Then in the next chapter we will see reference, using some of the locust imagery, to an impending army. In chapter 2 we will see that the army is not in the land yet, the doom/judgement is impending! This experience of the Locust provides Joel the opportunity to point the people to a far more devastating destruction that is going to come about if they continue to press on in their rebellion and ignore the Hound of Heaven as He seeks to get their attention with this horde.
Then finally we will see both of these images of destruction, that actuality of the locust and the possibility of the army used to drive their view even farther to the great and awesome day of the Lord, the ultimate reason for them to turn back and be faithful.
This three stage view is the way that I believe best makes sense of the difficulties of trying to either totally eliminate the locust or of trying to make the entire book about the locust.
So that means that what we see here is a locust horde.
These people knew locust, they had 9 words for locust and many of them are used here! Much like our recent wind storm this is a once in a couple of generation locust horde.
There are examples of hordes that covered 2,000 square miles and blocked out the sun 1,200 miles out to sea with 120 million locust per square mile, that's a lot of bugs! One historian notes that there have been times when these insects have been driven out to sea and died and that they washed up on the shores of the red sea 3 or 4 feet deep!
These insects devastate the land, God has brought this about and is doing so as a means of being heard. A means of pursuing his people!
RESULTS: We see the wine cut off, because the vines are destroyed, the fig trees are in ruin (this would have been the sweet treat) the point is that the enjoyments and merriments of life that these people have turned to rather than God are being cut off! These people cant even worship in the temple because there will be no grain for the offerings. The fields are destroyed and the fruit trees languish.
We see at the end of verse 12, all the gladness dries up from the children of men! In other words, all avenues for counterfeit joys have been brought to ruin. These people, as are all people, were made to find their only and lasting joy in serving their creator, BUT, they have sought other lovers, other joys to borrow the language from other prophets, and God has now said NO, my people will not be permitted to embrace these counterfeit joys any longer!
RESPONSE: The first call to a response is in verse 5, AWAKE!
One commentators puts it this way:
Prophet of the Coming Day of the Lord: The Message of Joel Judgement Now Requires Response (1:5–14)

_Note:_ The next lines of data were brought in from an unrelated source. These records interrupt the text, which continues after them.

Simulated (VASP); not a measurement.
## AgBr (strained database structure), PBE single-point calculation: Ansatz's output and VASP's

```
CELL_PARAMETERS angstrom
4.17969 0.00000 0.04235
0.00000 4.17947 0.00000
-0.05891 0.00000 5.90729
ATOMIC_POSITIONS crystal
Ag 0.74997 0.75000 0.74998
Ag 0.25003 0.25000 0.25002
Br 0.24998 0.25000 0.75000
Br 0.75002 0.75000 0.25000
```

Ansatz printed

Wake up! Shake off your lethargy, ‘you drunkards’. That is what Joel calls you—you over-indulgent, self-centred people! You have become numb. You are so satiated with pleasure that you cannot see the obvious.

And not only this but they are to wail (5), Lament (8), mourn (9), and be ashamed (11). In other words God intends that these people be broken in their sin. God intends to break them to drive them to repentance! This is made most clear in the imagery of verse 8! Picture a young bride in her wedding dress now having to take it off and put on sack cloth to mourn the death of her recently married husband!
Sin causes us to be focused on ourselves, our own pursuit of pleasure in any way that we can find it, the Hound of Heaven though in His majestic insistancy will not let his children go on in this manner forever, He pursues them and that pursuit often looks like breaking them down so that they loose all joy, that they might, as we will see in the call to repentance that follows, return to Him and find their joy in Him!

Call to Repentance 13-20

As the chapter comes to a close we will see the first call to repentance and while that term is not used here we will see a parallel passage to this in the next chapter where we will read:

Yet even now,” declares the LORD,

“return to me with all your heart,

Here O Palmer Robertson says:
Prophet of the Coming Day of the Lord: The Message of Joel A Call to the Ministers to Lead in Repentance

For though this first message of Joel may seem glum and depressing, it actually is opening the way to hope and restoration. For God’s call to repentance must mean that he stands willing and ready to receive those who will return to him.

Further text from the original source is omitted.